There’s more to the Sino-Japanese rivalry than meets the eye. Antonio Graceffo, a lecturer at Shanghai University, explores the economic interdependence of China and Japan:

China and Japan, the two economic goliaths of the Asia Pacific region, have a very unique relationship. On the one hand, they are dependent on one another for trade. On the other hand, events dating back to before the Second World War have made it difficult for the Chinese population to trust Japan.

By 2007, the bilateral trade relationship between China and Japan had already become the third largest in the world, accounting for roughly one-fifth of global trade.

Japan is hungry for Chinese agricultural exports and needs the Chinese market for products such as cars, televisions and machinery; while China needs Japanese investment, capital equipment and know-how.

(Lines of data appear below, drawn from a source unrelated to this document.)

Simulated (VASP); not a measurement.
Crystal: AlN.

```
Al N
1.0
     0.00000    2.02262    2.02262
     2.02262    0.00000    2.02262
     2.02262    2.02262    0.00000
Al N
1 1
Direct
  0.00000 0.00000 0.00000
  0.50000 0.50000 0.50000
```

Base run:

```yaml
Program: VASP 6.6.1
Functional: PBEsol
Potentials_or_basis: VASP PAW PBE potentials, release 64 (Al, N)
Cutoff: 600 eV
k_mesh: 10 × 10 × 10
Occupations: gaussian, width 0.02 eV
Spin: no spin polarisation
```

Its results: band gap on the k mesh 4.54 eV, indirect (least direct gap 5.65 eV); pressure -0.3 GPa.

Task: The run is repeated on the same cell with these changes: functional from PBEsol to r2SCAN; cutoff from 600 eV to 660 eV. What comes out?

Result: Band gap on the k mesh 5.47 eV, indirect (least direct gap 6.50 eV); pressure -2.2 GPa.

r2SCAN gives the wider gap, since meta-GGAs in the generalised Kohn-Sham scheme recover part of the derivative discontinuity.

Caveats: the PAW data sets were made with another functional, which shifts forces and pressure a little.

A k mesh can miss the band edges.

Follow the money. For all the talk about Sino-Japanese antipathy, China in 2015 imported more from Japan than from the US, and Japan imported more than twice as much from China as from the US. Of course, trade can co-exist with geopolitical tensions that lead to war; as Edward Luttwak pointed out in Turbo-Capitalism, “No two economies were more interdependent than the French and the German in August 1914, or the German and Soviet in June 1941.” Acrimony over disputed islands put a damper on China-Japan trade in 2012-13, although trade picked up again in the following years. “Unresolved” issues from the WWII era are another source of friction that could endanger trade. Also, China and Japan compete with each other to secure trade routes and infrastructure projects throughout Asia, as detailed in the Graceffo essay.

However, I don’t think any of these issues will prove serious enough to derail what looks like an increasingly strong, mutually beneficial economic partnership between Asia’s great pair of frenemies.